2. The bearing device 10 as claimed in claim 1, including a second sensor member 52,
said second sensor member 52 coupled with said first end bearing connector 24.
3. The bearing device 10 as claimed in claim 1, said first sensor member 34 comprised
of a longitudinally extending sensor 60 extending along a longitudinal sensor axis 62 from a
first sensor end 64 to a distal second end 66.
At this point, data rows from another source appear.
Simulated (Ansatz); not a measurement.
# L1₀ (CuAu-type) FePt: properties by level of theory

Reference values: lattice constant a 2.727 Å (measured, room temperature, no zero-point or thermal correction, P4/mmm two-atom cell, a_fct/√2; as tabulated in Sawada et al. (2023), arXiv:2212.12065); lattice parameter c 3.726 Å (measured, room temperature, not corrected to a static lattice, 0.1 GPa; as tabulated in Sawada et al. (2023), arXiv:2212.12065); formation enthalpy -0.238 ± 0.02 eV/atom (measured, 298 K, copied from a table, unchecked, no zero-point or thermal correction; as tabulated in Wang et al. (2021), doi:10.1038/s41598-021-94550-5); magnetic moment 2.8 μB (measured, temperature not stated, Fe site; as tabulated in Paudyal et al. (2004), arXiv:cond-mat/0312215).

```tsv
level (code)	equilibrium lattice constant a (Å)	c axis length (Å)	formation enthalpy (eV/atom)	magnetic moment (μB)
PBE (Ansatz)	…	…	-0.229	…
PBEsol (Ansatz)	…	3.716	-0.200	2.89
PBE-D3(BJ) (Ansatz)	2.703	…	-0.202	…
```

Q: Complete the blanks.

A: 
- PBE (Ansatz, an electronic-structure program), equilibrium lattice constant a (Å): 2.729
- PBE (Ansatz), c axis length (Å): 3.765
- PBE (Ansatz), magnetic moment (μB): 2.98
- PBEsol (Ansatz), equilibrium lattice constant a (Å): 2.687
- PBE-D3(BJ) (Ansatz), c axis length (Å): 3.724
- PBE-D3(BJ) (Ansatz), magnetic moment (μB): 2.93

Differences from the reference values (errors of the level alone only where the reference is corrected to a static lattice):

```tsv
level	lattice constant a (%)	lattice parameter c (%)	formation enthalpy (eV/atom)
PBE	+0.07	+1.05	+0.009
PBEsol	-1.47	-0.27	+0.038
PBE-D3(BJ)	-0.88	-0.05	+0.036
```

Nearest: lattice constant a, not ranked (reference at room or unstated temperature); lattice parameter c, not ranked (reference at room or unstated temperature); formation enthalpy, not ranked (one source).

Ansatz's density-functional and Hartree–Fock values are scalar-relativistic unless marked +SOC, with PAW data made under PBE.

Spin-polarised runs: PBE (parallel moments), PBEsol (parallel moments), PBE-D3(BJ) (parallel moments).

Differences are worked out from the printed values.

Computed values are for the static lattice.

4. The bearing device 10 as claimed in claim 1, including a load sensing assembly 96,
said load sensing assembly 96 powered with said kinetic energy power harvester 38 with said
load sensing assembly 96 transmitting load sensor data through said wireless transmitter 36 to
said wireless receiver 44.
5. The bearing device 10 as claimed in claim 1, wherein said kinetic energy power
harvester 38 includes a winding 102 and a plurality of magnets 104.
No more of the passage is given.